My friend John throws a kick-ass party at the start of every summer, and this year was no different. I’ve been craving blondies for awhile, so I turned to Martha Stewart for help, and came up with these tasty gems to bring along to the party.
This recipe for Cream Cheese Swirl Blondies is easy and a good use-what’s-in-your-pantry recipe (i.e. no bizarre ingredients; you most likely have all these things in your kitchen as you read this.) Although you bake it in an 8x8-in. pan—meaning it yields a somewhat small amount—they’re rather rich and dense, so you can cut them small for a bigger group.
INGREDIENTS:
11 tbsp. unsalted butter (1 stick + 3 tbsp.), room temp.
1 2/3 c. + 2 tbsp. flour
1 tsp. baking powder
3/4 tsp. salt
1 c. light brown sugar
3 eggs
1 1/2 tsp. vanilla
6 oz. cream cheese, room temp.
1/4 c. granulated sugar
Preheat oven to 325 degrees. Line an 8x8-in. pan with parchment, leaving an overhang for easy removal later. Butter lining (but not overhang).

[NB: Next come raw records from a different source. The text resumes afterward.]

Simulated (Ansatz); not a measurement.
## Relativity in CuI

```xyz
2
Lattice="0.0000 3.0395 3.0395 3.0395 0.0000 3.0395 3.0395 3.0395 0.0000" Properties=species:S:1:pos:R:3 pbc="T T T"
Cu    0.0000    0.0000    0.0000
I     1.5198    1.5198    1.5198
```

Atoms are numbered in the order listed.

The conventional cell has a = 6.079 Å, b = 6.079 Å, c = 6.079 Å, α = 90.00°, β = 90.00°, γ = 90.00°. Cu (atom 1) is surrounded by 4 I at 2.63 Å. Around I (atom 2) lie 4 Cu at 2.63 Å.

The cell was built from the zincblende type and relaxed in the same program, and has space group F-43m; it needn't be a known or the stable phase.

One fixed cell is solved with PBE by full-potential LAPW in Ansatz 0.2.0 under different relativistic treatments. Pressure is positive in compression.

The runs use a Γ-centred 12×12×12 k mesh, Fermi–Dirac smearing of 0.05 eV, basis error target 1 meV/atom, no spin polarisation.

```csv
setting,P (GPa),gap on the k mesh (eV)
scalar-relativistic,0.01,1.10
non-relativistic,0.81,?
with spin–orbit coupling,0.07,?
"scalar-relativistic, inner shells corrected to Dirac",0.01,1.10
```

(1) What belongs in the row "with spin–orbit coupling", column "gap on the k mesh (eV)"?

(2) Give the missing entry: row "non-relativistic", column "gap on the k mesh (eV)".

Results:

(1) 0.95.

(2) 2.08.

Make the blondie batter: In a medium bowl, whisk together 1 2/3 c. flour, baking powder, and salt. In a larger mixing bowl, mix 9 tbsp. butter with the brown sugar on medium speed until light and fluffy (about 3 minutes). Mix in 2 eggs and 1 tsp. vanilla until combined. Reduce speed to low; add flour mixture until well combined.
Make the cream cheese swirl: In a new medium bowl, place cream cheese, granulated sugar, 2 tbsp. butter, 2 tbsp. flour, 1 egg, and 1/2 tsp. vanilla; mix until smooth.
Pour half of the blondie batter into the prepared pan and spread evenly with an offset spatula. Spoon two-thirds of the cream cheese mixture on top and carefully spread. Drop dollops of the first batter over the top, spacing about 1 inch apart; gently spread. With the remaining cream cheese mixture, drop dollops over the top, about 1 inch apart. With a butter knife, swirl cream cheese into the batter by running the knife lengthwise and crosswise through all layers.
Bake until lightly brown and cake tester comes out with a few crumbs but is not wet, about 45 minutes. Cool in pan about 15 minutes, carefully lift out using your handy-dandy parchment overhang. Place on a wire rack to cool completely. Store in an airtight container for up to 2 days; Martha says to keep them at room temperature, but because of the cream cheese, they’d be equally as tasty chilled in the fridge.